The Greater Kumasi Metropolitan Area (GKMA) Sanitation and Water Project (SWP), has begun training of students in principles, technologies, and the construction of bio-digester toilet facilities as part of proactive measures to protect the environment from untreated faecal matter.
Mr George Asiedu, Project Coordinator of the GKMA-SWP, said the proliferation of the technology immediately created the urgent need for its standardization to ensure as cleaner environment.
Speaking at the opening of a three-day training in Construction and Installation of bio-digester for students of the Faculty of Built and Natural Environment, Kumasi Technical University (KsTU), Mr Asiedu underlined the need expose professionals to principles of the technology to achieve the desired results.
‘One major constraint is that anything that has a technology attached to it means it has some principles and you must adhere to in its construction and siting. If you do not do that, you will get to a situation where the facility will be giving challenges to people,’ he explained.
Mr Asiedu cited Kumasi Ventilated Improved Pits to buttress his point, saying that they were good facilities, but the challenges had to do with technologies in the construction.
‘The KVIP improved toilet facility technology is still good, but the problem with it is that many people got into the construction without understanding the principles. So, the construction was wrong, and it also rendered the facility into poor operation and people began to shy away from it,’ he emphasised.
According to Mr Asiedu, the bio-digester technology had been given a serious boost across Ghana since 2016 through Greater Accra Metropolitan Area (GAMA) Sanitation and Water Project building over 50,000 facilities.
The 2021 Population and Housing Census puts the number of Ghanaians using bio-digester toilets at 130,251.
He said the surge in the use and acceptance of the facility in especially low-income areas was largely due to it being cheap, easy to install, minimal maintenance cost, minimum space for construction, environmentally friendly and saving water.
The Ministry of Sanitation and Water Resources through the GAMA-SWP has developed a construction and installation manual by documenting the entire process of construction and installing the bio-digester in a very simple language.
The manual is expected to be useful to engineers, technicians, artisans, entrepreneurs and institutions in the water, sanitation, and hygiene sector.
Mr Asiedu indicated that the project sought to train skilled manpower to build more facilities to augment the government’s efforts towards achieving SDG 6 where everybody must have access to improved toilet and water supply.
Ms Charlotte Adjei-Marfo, Capacity Building Coordinator of GKMA-SWP, said the project was collaborating with the institutions to train some selected technical universities and the schools of
hygiene in the technologies of bio-digester construction, adding that it was targeting about two million students.

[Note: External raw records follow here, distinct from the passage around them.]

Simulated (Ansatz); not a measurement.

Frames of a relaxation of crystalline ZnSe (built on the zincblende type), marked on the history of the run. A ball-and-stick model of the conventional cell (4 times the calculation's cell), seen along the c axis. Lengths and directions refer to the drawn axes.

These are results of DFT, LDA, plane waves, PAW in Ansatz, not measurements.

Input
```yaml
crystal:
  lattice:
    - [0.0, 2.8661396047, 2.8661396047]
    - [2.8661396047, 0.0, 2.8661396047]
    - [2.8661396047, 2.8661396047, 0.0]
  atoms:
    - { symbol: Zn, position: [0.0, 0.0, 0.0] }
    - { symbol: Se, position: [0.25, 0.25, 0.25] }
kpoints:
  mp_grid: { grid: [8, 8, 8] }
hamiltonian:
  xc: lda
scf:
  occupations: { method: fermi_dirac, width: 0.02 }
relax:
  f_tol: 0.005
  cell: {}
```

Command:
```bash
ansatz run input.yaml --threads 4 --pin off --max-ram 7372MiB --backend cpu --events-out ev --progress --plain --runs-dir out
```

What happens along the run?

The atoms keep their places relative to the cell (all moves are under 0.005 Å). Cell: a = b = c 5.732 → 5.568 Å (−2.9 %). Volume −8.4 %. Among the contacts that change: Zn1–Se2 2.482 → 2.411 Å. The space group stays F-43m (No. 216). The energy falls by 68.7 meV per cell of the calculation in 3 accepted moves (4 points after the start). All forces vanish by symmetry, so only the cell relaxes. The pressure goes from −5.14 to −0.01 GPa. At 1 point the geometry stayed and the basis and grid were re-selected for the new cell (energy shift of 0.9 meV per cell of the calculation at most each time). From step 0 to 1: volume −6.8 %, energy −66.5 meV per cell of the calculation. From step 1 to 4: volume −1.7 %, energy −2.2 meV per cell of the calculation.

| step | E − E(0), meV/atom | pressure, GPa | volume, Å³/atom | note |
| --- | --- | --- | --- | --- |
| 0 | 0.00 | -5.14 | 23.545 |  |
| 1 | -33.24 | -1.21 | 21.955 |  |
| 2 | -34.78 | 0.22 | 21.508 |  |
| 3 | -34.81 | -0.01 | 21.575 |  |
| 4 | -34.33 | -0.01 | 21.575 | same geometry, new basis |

She said the Ministry of Sanitation and Water Resources recognised the need to create an enabling business environment in the sector and bring on board young professionals to deliver quality services in constructing toilet and water facilities.
Dr Kofi Owusu Adjei, Head of Department, Faculty of Built and Natural Environment, KsTU, noted that more than 500 students from the school would benefit from the training to create avenues for job avenues going forward.